Analysis

Industrial Production Surges: Recovery or Head Fake?

Industrial production rebounded 0.6% in August, with widespread gains. The 0.5% rise in manufacturing alleviates concerns about the factory sector’s slowdown, but manufacturing is not out of the woods yet. 

Surge in IP is Not the All Clear for Manufacturing and Capex

Activity in the industrial sector firmed in August, with production coming in well ahead of expectations and July’s pullback revised up a tick. Total production rose 0.6%. Utilities gave a boost to the headline, up 0.6%, amid above-average temperatures in August. More importantly, however, was a 0.5% rebound in manufacturing production, which slightly more than offset July’s decline. What’s more, gains were broad based across industries. The one notable exception was in the motor vehicles industry, where dealer inventories remain elevated and therefore a pullback in production is not wholly surprising. Compared to a year ago, manufacturing production is still down, but August’s report suggests the situation is at least not worsening at the moment.

Yesterday’s September Empire Manufacturing Index also offered evidence that activity in the manufacturing activity is not in free fall, but it does continue to struggle. The headline number—taken from a single question on general business conditions—slid to a three month low. On an ISM-weighted basis (averaging the subcomponents of production, new orders, supplier deliveries, employment and inventories), however, the index rose for a second straight month. Outlook components suggest any improvement in activity is likely to be modest, with the expectations index falling 12 points and capital spending plans plummeting 18 points to the lowest reading in three years.

Although trade tensions have eased up a bit in recent weeks, we expect manufacturing and capex spending to remain under pressure over the next few months as trade uncertainty still swirls, global growth remains meager and the strong dollar creates an added hurdle for U.S. exporters.

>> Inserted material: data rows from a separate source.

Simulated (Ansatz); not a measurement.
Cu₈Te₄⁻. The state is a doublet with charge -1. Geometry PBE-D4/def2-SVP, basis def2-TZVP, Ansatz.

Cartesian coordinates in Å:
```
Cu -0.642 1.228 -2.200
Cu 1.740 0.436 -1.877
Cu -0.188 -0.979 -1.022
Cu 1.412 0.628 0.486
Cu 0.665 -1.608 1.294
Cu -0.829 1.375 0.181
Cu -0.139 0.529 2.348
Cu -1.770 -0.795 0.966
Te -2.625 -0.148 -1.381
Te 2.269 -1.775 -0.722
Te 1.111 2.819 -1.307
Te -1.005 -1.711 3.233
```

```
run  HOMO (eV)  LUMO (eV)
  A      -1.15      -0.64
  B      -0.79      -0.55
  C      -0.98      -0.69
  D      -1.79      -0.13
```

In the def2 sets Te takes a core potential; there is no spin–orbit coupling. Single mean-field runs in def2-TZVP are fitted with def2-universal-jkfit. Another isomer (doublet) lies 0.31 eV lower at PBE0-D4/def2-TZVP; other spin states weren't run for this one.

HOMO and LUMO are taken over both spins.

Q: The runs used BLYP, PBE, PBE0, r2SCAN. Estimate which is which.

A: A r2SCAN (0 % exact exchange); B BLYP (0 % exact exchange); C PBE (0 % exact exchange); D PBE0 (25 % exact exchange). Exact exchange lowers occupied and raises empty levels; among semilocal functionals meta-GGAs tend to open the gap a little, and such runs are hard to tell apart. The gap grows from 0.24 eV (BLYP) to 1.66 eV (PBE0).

Mining production also bounced back in August, up 1.4%, as crude production rebounded after being suppressed by Hurricane Barry in July. Support activities for drilling new wells, however, were down again in August. Overall mining production is up 5.1% over the past year, but that has slowed from 15% as recently as January. It is still too early to tell if the outages stemming from Saturday’s attacks on Saudi Arabian facilities will reverse the trend in U.S. mining—the bulk of which is oil-related. Oil prices are up about 10% since the attack to around $60 per barrel for WTI, but would likely need to be sustained at that level, either due to a prolonged outage or perceived risks to future supply, before U.S. production would ramp up meaningfully in response. According to the latest Dallas Fed Energy Survey, the price needed to profitability drill new wells in the United States varies by area from a median of $48-54. As such, there would be some scope for investment and production to rise if U.S. firms do not view the price jump as temporary, but at the very least U.S. producers should see somewhat stronger profits.